In [1]:
# Quick environment and data inspection
import os, glob, pandas as pd, numpy as np

print('CWD:', os.getcwd())
print('Train images:', len(glob.glob('train/*.png')))
print('Train_cleaned images:', len(glob.glob('train_cleaned/*.png')))
print('Test images:', len(glob.glob('test/*.png')))

sub_path = 'sampleSubmission.csv'
print('\nReading sampleSubmission.csv ...')
sub = pd.read_csv(sub_path)
print('submission shape:', sub.shape)
print('columns:', list(sub.columns))
print(sub.head(3))

CWD: /app/agent_run_states/denoising-dirty-documents-20250905-222218
Train images: 115
Train_cleaned images: 115
Test images: 29

Reading sampleSubmission.csv ...


submission shape: (5789880, 2)
columns: ['id', 'value']
        id  value
0  110_1_1      1
1  110_1_2      1
2  110_1_3      1


In [5]:
# Build baseline: 5x5 neighborhood features, image-wise KFold, XGBoost GPU if available
import os, glob, math, random, sys, subprocess
from pathlib import Path
import numpy as np
import pandas as pd
from PIL import Image
from sklearn.model_selection import KFold
from sklearn.metrics import mean_squared_error

def ensure_xgb(upgrade=True):
    if upgrade:
        subprocess.run([sys.executable, '-m', 'pip', 'install', '--upgrade', '--no-cache-dir', 'xgboost', '-q'], check=True)
    import xgboost as xgb
    return xgb

def load_gray(path):
    im = Image.open(path).convert('L')
    arr = np.asarray(im, dtype=np.uint8)
    return arr

def features_from_img(img, ks=5):
    # img uint8 HxW -> features (H*W, ks*ks), values normalized [0,1]
    pad = ks // 2
    padded = np.pad(img, ((pad, pad), (pad, pad)), mode='reflect')
    H, W = img.shape
    feats = []
    for dy in range(-pad, pad+1):
        for dx in range(-pad, pad+1):
            sl = padded[pad+dy:pad+dy+H, pad+dx:pad+dx+W]
            feats.append(sl.reshape(-1))
    X = np.stack(feats, axis=1).astype(np.float32) / 255.0
    return X

def sample_indices(H, W, max_per_image=60000, seed=42):
    n = H * W
    if n <= max_per_image:
        return np.arange(n, dtype=np.int64)
    rng = np.random.default_rng(seed)
    return rng.choice(n, size=max_per_image, replace=False)

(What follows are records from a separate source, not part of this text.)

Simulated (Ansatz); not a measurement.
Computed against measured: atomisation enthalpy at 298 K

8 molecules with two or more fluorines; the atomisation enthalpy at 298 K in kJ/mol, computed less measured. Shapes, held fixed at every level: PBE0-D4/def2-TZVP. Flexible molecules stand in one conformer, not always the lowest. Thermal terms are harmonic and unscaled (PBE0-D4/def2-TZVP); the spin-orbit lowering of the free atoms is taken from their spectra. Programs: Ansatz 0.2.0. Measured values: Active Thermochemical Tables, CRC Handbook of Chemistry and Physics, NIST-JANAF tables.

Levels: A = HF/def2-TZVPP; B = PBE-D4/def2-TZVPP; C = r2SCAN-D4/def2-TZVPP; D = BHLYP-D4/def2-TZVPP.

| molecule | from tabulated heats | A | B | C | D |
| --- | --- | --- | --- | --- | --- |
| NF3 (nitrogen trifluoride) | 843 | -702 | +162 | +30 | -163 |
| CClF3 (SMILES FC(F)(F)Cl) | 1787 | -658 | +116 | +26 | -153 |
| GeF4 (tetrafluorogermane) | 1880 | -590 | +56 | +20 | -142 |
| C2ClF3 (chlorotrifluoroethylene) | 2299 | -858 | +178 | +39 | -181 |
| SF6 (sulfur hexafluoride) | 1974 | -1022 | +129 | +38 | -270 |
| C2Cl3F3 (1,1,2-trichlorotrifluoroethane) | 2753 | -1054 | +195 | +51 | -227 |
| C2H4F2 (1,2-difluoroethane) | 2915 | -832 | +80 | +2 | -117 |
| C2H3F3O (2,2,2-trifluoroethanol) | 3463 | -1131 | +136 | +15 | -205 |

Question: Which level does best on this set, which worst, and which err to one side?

train_paths = sorted(glob.glob('train/*.png'), key=lambda p: int(Path(p).stem))
clean_paths = {Path(p).stem: p for p in glob.glob('train_cleaned/*.png')}
test_paths = sorted(glob.glob('test/*.png'), key=lambda p: int(Path(p).stem))

# Prepare dataset by sampling per image to limit memory
ks = 5
max_per_image = 60000
X_list, y_list, ids_list = [], [], []
rng_base = 42
for i, tp in enumerate(train_paths):
    img_id = Path(tp).stem
    cp = clean_paths[img_id]
    img = load_gray(tp)
    tgt = load_gray(cp)
    H, W = img.shape
    X_full = features_from_img(img, ks=ks)
    y_full = (tgt.reshape(-1).astype(np.float32) / 255.0)
    idx = sample_indices(H, W, max_per_image=max_per_image, seed=rng_base + i)
    X_list.append(X_full[idx])
    y_list.append(y_full[idx])
    ids_list.extend([img_id]*len(idx))
    # free
    del X_full, y_full, img, tgt

X = np.concatenate(X_list, axis=0)
y = np.concatenate(y_list, axis=0)
img_ids = np.array(ids_list)
del X_list, y_list, ids_list
print('X shape:', X.shape, 'y shape:', y.shape, 'unique images:', len(np.unique(img_ids)))

# Image-wise 5-fold CV; run one fold to validate quickly
unique_imgs = np.array(sorted({*img_ids}, key=lambda s: int(s)))
kf = KFold(n_splits=5, shuffle=True, random_state=42)
train_img_idx, val_img_idx = next(kf.split(unique_imgs))
train_imgs = set(unique_imgs[train_img_idx])
val_imgs = set(unique_imgs[val_img_idx])
tr_mask = np.array([i in train_imgs for i in img_ids])
va_mask = ~tr_mask
X_tr, y_tr = X[tr_mask], y[tr_mask]
X_va, y_va = X[va_mask], y[va_mask]
print('Train/Val sizes:', X_tr.shape, X_va.shape)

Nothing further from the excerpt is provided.